Monday 11 February 2013

Describing a Lead Character


I went to the pub the other night and ended up being asked by two different reader friends, about a certain vertically challenged actor playing the role of a six foot five character. Both conversations got me thinking about how characters are described to readers.

Where do you start and stop when describing your lead character? Do you give a comprehensive description that is practically a photofit, do you circle round the lead darting in with the odd detail or do you say nothing?

Take the aforementioned character – Jack Reacher. We know he’s a big guy, Lee Child tells us that in every book. But what colour are his eyes? Has he a square jaw like Dolph Lundgren or is he a pretty boy like Johnny Depp? Has he scars? I guess his teeth are in good nick due to his one possession – the folding toothbrush – but other than that I don’t know what he looks like other than my own mental image. His age is never given out, although you can work it out from the clues Lee Child leaves.

I like this style of description or rather lack of it. It gives me some ownership of the character. A lot of my favourite authors employ this kind of faceless lead where the reader is given broad details but only enough to form an outline. Then the reader can colour in the character as they see them.

Fleming never gave Bond a face in the books, although we all now picture Connery, Brosnan, Moore, Craig or God forbid Lazenby. Billingham’s Tom Thorne, MacBride’s Logan McRae, Sharp’s Charlie Fox and Hilton’s Joe Hunter are also faceless characters who we the readers give faces to.
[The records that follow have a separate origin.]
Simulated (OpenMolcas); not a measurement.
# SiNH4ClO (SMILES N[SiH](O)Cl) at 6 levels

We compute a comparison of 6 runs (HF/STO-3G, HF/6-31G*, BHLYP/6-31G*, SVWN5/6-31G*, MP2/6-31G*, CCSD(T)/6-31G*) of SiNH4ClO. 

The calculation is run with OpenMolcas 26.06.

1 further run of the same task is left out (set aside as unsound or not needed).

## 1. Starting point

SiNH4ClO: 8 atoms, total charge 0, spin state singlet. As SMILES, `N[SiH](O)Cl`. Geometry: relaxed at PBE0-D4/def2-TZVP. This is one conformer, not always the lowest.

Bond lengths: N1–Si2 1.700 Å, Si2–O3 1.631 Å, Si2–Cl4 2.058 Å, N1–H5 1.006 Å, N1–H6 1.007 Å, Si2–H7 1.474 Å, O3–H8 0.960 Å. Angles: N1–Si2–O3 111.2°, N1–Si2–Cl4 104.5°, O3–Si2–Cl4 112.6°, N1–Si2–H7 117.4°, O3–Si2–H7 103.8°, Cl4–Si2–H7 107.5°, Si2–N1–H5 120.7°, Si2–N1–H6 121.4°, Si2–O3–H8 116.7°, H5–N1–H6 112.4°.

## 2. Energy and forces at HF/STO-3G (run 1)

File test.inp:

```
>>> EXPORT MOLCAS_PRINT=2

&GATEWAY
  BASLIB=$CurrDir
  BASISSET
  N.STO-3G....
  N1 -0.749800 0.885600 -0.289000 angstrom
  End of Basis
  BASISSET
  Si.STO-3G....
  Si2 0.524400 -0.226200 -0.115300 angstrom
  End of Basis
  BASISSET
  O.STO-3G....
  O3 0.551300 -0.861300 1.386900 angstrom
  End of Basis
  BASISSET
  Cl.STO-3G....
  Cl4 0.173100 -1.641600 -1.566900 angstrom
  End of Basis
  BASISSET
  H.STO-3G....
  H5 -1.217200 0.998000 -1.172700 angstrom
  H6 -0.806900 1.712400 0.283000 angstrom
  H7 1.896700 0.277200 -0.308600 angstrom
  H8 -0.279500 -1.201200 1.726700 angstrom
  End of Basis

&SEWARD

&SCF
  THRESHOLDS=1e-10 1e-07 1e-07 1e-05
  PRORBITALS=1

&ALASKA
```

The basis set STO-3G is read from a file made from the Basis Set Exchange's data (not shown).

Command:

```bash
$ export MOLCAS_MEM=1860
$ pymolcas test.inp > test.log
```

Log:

Lee Child has openly said that whoever got the part of Reacher would be wrong for the majority (can’t remember the percentage and I’m too busy to do research for such a minor point) of fans and I agree with this sentiment. Just look at any discussion as to which actor or actress would play which character or other. What you end up with is a whole host of names thrown into the hat which some agree with and others don’t.

What makes my teeth itch are massively detailed drawings of characters which are unnecessary. Sure tell me the lead’s eye colour if you want. But I don’t care about the colour of the newsagents eyes if it has no relevance to the story. Don’t waste half a page telling me shit I don’t need to know about someone I don’t care about. Be warned if you do the faceless masses will take me away with them and I won’t return to your novel.  

Johnathan Kellerman gives such detailed description of clothes and perfume that I have taken my readership elsewhere due to physically feeling the tension being stolen from the story. What makes this such a shame is the fact he writes otherwise brilliant novels.

Stuart MacBride once described a character as “a baldy wee fuck of a man”. To my mind you don’t need any more than that to give the reader a snapshot of the character and in MacBride’s example the character’s character.

Please drop a comment below about how you deal with character description.

Tuesday 29 January 2013

Local Dialect


As writers, we all like to give a flavour of the area where we have set our stories. Accents and local terminology are there to be played with and if you tell the reader that a character is from a certain region then they will automatically attribute the accent to their dialogue.

The issue is explaining local terminology to the reader, as the characters who inhabit the story know what the local lingo means.

The best example I can think of for dealing with this problem is the Lennox series of novels by Craig Russell. His main protagonist is a Canadian living in Glasgow. Through his first person viewpoint Russell will use a passage like “I followed him into the alley, or close as they call it here” near the start of the novel and then later on when Lennox “ducks into a close” the reader already has the information needed to translate. Matt Hilton did something very similar when he had one of his characters travel to Manchester from America for a chapter or two.

 I’ve set my novel in Cumbria which has a very distinctive dialect all of its own. Some phrases which are used everyday include (apologies to all Cumbrians for any spelling errors)

“a’s gan yam” – I’m going home

“seck like” – such like

“charver” – man / lad / boy

“bewer” – woman / lady / girl

“nashed after I went chawing” – Ran away after I was stealing

There are only so many times that you can have one character explain to another the local lingo, so a lot of the time I have had to refine the language used. Also with Cumbrian being a largely unknown dialect I also have to remember that idiomatic phrases like “why-eye” or “or-hey are kid” are not even slightly relevant.

I still want to include the local language into my novel though so I made an important character a stranger to the region to allow me some wiggle room. After giving you five examples of local language I can now let you read this line of dialogue which is written in full local patois.

“This charver and bewer nashed past me as a was gan yam. I bet they’ve been chawing or seck like.”

Naturally that line is way way to regional to actually use in a novel but if I can find a way of giving a wee info dump on the local dialect (without it being obvious) then I can scatter odd words or terms into the characters dialogue to keep things authentic.

Feel free to comment on how you do or don't deal with this.